SFR access
The straightforward way of accessing memory-mapped Special Function Registers (SFR) is by casting the register address to a pointer.
#define sfr(addr) (*(volatile uint8_t*)(addr))
#define SOME_REG sfr(0x81)
void c_way()
{
SOME_REG = 0x11;
}
We can also do the same in C++, potentially gaining more type safety and avoiding the standard macro pitfalls. Annoyingly, because constexpr doesn’t allow reinterpret_cast, the usage requires the function call parenthesis, making it arguably uglier.

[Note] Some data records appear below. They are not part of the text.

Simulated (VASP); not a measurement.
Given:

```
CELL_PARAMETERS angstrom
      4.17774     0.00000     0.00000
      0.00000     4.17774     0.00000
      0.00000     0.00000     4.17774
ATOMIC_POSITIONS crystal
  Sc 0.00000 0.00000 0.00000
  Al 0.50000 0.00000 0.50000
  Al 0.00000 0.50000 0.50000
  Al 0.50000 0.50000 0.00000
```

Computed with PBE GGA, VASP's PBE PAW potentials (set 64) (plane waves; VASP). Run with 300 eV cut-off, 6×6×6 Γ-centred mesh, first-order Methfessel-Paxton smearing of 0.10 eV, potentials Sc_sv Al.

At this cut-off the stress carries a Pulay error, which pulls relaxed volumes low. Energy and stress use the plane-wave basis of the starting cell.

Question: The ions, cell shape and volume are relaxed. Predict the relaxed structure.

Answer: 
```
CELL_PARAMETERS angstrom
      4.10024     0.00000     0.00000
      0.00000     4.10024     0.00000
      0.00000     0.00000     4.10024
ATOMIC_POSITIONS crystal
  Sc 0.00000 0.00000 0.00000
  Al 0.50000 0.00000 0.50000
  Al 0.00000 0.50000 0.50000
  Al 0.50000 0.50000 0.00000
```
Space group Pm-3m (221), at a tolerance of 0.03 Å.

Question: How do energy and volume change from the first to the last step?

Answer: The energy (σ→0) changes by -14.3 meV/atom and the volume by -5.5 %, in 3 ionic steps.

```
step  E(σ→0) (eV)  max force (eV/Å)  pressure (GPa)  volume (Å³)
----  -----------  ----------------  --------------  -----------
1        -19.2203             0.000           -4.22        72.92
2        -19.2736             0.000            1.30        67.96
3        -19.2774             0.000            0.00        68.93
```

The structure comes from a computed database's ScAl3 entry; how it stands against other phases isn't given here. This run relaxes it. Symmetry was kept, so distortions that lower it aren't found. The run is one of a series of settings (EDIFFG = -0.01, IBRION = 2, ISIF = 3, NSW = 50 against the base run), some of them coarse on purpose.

using Sfr8 = volatile uint8_t &;
constexpr Sfr8 sfr8(uint16_t addr)
{
return *reinterpret_cast<volatile uint8_t *>(addr);
}
constexpr auto someReg() -> Sfr8 { return sfr8(0x81); }
void cpp_way()
{
someReg() = 0x11;
}
Both produce the same assembly output.
c_way():
ldi r24,lo8(17)
sts 129,r24
ret
cpp_way():
ldi r24,lo8(17)
sts 129,r24
ret
Still, both ways are perfectly good for reading and writing whole registers. Most times, however, we need to access only a single bit, making the code slightly less readable and slightly more error-prone. The whole thing gets even more complicated if we need to access an integer that’s only a few bits wide in the middle of the SFR. Now we’re really asking for simple mistakes, and often end up using macros for these cases.
someReg() |= (1 << 2);
someReg() &= ~(1 << 2);
assert((someReg() & (1 << 2)) == 0);
// tinyInt on bits 5-3 of someReg
// | . . X X X . . . |
// 7 4 3 0
constexpr int tinyIntLsb = 3;
constexpr uint8_t tinyIntMask = 0b111 << tinyIntLsb;
// Write 5 to tinyInt
constexpr uint8_t tinyValueToWrite = 5;
someReg() &= (~tinyIntMask);
someReg() |= (tinyValueToWrite << tinyIntLsb);
Let’s write some utilities to make this more readable and easier to maintain. As usual, we can do that in multiple ways, with some tradeoffs in each case. I wanted the utility to work with SFR addresses determined both at compile-time and at run-time.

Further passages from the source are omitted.